Posted by: kezhong | May 28, 2011

Setting Up Database Replication with Existing Data in MySQL on Fedora 14

On the master (192.168.26.6)

Creating a User for Replication
mysql> create user ‘repl’ identified by ‘slavepass’;
mysql> grant replication slave on *.* to ‘repl’;

Setting the Replication Master Configuration
Stop the MySQL servive and add the following two lines into the mysqld section of the /etc/my.cnf file.

[mysqld]
log-bin=mysql-bin
server-id=6

After changing, start the mysql service.

Obtaining the Replication Master Binary Log Coordinates
Flush all tables and block write statements

mysql> FLUSH TABLES WITH READ LOCK;

Open another terminal, and check the current binary log file name and position

 

 

 

The File column shows the name of the log file and Position shows the position within the file. Record these values. We need them later when we are setting up the slave.

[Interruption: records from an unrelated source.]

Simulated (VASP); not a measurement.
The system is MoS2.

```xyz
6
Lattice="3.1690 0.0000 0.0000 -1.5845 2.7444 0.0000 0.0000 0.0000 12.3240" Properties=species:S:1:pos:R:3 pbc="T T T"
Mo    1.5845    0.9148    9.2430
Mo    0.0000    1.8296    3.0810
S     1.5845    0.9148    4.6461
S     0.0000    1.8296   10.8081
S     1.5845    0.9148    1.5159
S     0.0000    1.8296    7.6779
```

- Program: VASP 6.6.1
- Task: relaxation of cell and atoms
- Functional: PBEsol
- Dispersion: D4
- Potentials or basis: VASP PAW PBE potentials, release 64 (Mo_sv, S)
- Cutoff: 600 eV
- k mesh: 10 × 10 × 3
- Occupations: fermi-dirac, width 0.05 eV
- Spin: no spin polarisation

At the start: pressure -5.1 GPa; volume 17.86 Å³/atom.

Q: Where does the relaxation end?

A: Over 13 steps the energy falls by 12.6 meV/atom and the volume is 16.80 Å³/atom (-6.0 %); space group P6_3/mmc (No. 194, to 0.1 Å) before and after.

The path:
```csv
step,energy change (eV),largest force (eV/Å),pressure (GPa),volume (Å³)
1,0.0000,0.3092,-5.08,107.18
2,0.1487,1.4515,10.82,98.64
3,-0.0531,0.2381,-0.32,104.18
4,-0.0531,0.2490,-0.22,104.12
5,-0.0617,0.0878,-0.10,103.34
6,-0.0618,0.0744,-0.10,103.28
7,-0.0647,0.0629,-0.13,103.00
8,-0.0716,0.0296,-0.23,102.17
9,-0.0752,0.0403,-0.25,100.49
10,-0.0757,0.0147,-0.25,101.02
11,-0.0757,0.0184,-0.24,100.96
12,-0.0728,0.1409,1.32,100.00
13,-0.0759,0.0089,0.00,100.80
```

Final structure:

Creating a Data Snapshot Using mysqldump
# mysqldump -uroot -ppassword –all-databases –lock-all-tables > dbdump.db

After creating the snapshot, unlock the tables in the terminal running “FLUSH” command
mysql> UNLOCK TABLES;

On the slave (192.168.26.67)

Setting the Replication Slave Configuration
Stop the MySQL servive and add the following line into the mysqld section of the /etc/my.cnf file.

[mysqld]
server-id=67

Then start the server using the –skip-slave-start option so that replication does not start.
# service mysqld start –skip-slave-start

Import the dump file
Copy the dbdump.db file from the master server to local, and then import the dump file
# mysql -u root -p < dbdump.db

Setting the Master Configuration on the Slave

mysql> change master to
-> master_host=’192.168.26.6′,
-> master_user=’repl’,
-> master_password=’slavepass’,
-> master_log_file=‘mysql-bin.000001’,
-> master_log_pos=1330851;

Start the slave
mysql> start slave;

Check the slave status

 

 

 

 

 

 

 

 

 

From the image, we can see “Slave_IO_Running: Yes” and “Slave_SQL_Running: Yes”. It indicates that the replication is normal.

We also can run “show master status” at the master server and “show slave status\G” at the slave server repeatedly to compare “Position” with “Read_Master_Log_Pos”, we will find they are generally approaching.